Feb 03

Python For Data Analysis-Book Review

Python For Data Analysis. Author: Wes McKinney, Publisher: O’Reilly Media, Inc, Sebastopol, CA 95472 isbn: 978-1-449-31979-3 copyright 2013, 472 pages, cover price: $39.99

No matter what your skill level, you need this book.

Python For Data Analysis

Once you get the basics of the Python language down you need to lift your skills to the next level to do useful work. For me, I wanted to put up a few web sites so that encouraged me to learn about Django, a web framework written in Python. This leap left me with some major gaps in my conceptual understanding of many Python idioms, which with time I guess I’ll fill in.

Another area where I spend time is doing various forms of Data Analysis. The Python tools and skills needed for this work are quite different from building web sites. I was very interested when I first saw the Pandas data analysis library which recommended the use of I-Python, another tool that I had not really begun to explore.

In short, the Pandas library and I-Python tool set make for a very powerful data manipulation and analysis toolset. There is a fascinating confluence of activity in the Python world with packages such as Numpy, scipy and I-Python and now Pandas, stats models, scikit learn and Numba increasingly supporting the Scientific and Data analysis communities. While a lot of the tools emphasize Matrix (array) operations, which initially put me off, Pandas makes it way more approachable since it more closely resembles spreadsheet structures which in fact resemble matrices once you wrap your head around the concepts.

Another major data manipulation capability introduced by Pandas, as explained in the text, is a set of SQL- like operators for Array operations enabling joining, summarizing and other SQL like operations on in-memory datasets.
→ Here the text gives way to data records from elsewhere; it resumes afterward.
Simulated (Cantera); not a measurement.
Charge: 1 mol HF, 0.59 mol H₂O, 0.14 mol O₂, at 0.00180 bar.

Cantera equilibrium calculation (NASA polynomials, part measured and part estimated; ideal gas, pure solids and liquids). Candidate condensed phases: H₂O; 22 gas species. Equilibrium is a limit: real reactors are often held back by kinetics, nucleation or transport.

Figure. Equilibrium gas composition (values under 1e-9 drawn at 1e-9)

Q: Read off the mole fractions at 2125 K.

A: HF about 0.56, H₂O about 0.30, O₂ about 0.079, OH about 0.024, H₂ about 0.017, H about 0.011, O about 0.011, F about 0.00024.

I bought an early access copy of Python for Data Analysis and I have since kept it up to date which is a great feature of O’Reilly early access publications.

The book covers basic prerequisite information on the following:

  • Python
  • NumPy
  • Pandas
  • matplotlib
  • Ipython
  • SciPy

The book is excellent taking one through the conceptual issues through to the execution of sophisticated analysis of data sets from a variety of sources. The problems are well documented and the code can be executed with available data (something I have yet to do). Examples include: Getting and using data from:

  • usa.gov
  • usda
  • Federal Election Commission
  • Yahoo finance

Throughout the book examples and code are presented with thorough explanations, way beyond simple code commentary in a teacher-like style. Due to the nature of the code being explained there was for me a constant set of aha moments as I began to understand not just the syntax of the code but why the code should be used to achieve the desired result, and also how to use some of the less obvious Python and Pandas language elements to better effect, in short helping me to be a more fluent coder.

Wes is truly a polymath, who understands analysis, advanced math and statistics as well as being an awesome coder of the Pandas package itself, and, to boot, he can write clearly in a way to be understood by mere mortals attempting to get up to speed on the tools and concepts embraced and enabled by the tools he has built and assembled. I also find the appendix summary of the Python language to be compact and useful in its own right.

Can’t recommend the book highly enough.